Stephen Lewis meets a celebrated York photographer who is exhibiting his Ephemeral Light pictures in his local café

THE rising sun stains the waters at Flamborough’s Selwick Bay a glowing pink in our stunning main image today.

The picture was taken by landscape photographer John Potter. It is one of 16 included in an exhibition of his work that has just opened at the Tea on The Green in Acomb.

The photograph was taken just before sunrise – a time of day which, along with sunset, is great for landscape photographs, the 62-year-old father of two says.

The light is often warmer – and the low angle of the sun throws up rich contrasts and textures.

The low light levels also requires long exposures – which gives photographs a sense of movement and life.

John enjoyed painting and drawing as a youngster growing up in Tadcaster – but admits he always struggled to capture the Yorkshire countryside he loved so much.

Then, in his mid-twenties, he picked up his first SLR camera. “I was instantly blown away by the images I could see and create.”

Nevertheless, for more than 20 years, he earned a living as a design and technology teacher – most recently at Manor School in York, the city where he has lived for most of his adult life.

Eight years ago, however, he found he was becoming busier and busier with his photography, and quit teaching to become a full-time photographer.

He was sad to leave Manor, he admits. But he’s been enormously busy ever since with a string of photography books and magazine work to his name.

Most recently he took the photos for Mike Pannett’s Yorkshire – a book celebrating the places mentioned in the former North Yorkshire Policeman’s ‘lad’ series of books based on his life as a rural bobby.

“That took a whole year to do.” said John.

The photographer also leads workshops – most recently the Rooftops workshop held on the roof of the Mansion House on October 22.

“We were actually on the roof,” he said. “I timed it so we could see the sun going down.”

The Tea On Tthe Green is his local café, he says, so he’s particularly pleased to have his work on show there.

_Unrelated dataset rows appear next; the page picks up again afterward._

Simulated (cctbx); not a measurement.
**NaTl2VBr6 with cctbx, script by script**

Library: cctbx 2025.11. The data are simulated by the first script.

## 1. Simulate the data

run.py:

The photographs chosen for the exhibition include some that are a fairly new departure for him: wildlife photographs. They include a stunning image of a red deer stag photographed in Glen Cannich in Scotland last year, and a kestrel photographed in the Vale of York near Escrick.

• John Potter’s Ephemeral Light exhibition runs at the Tea on The Green, Acomb, until December 7.

The café is open from Monday-Saturday each week, from 8.30am to 3.30pm.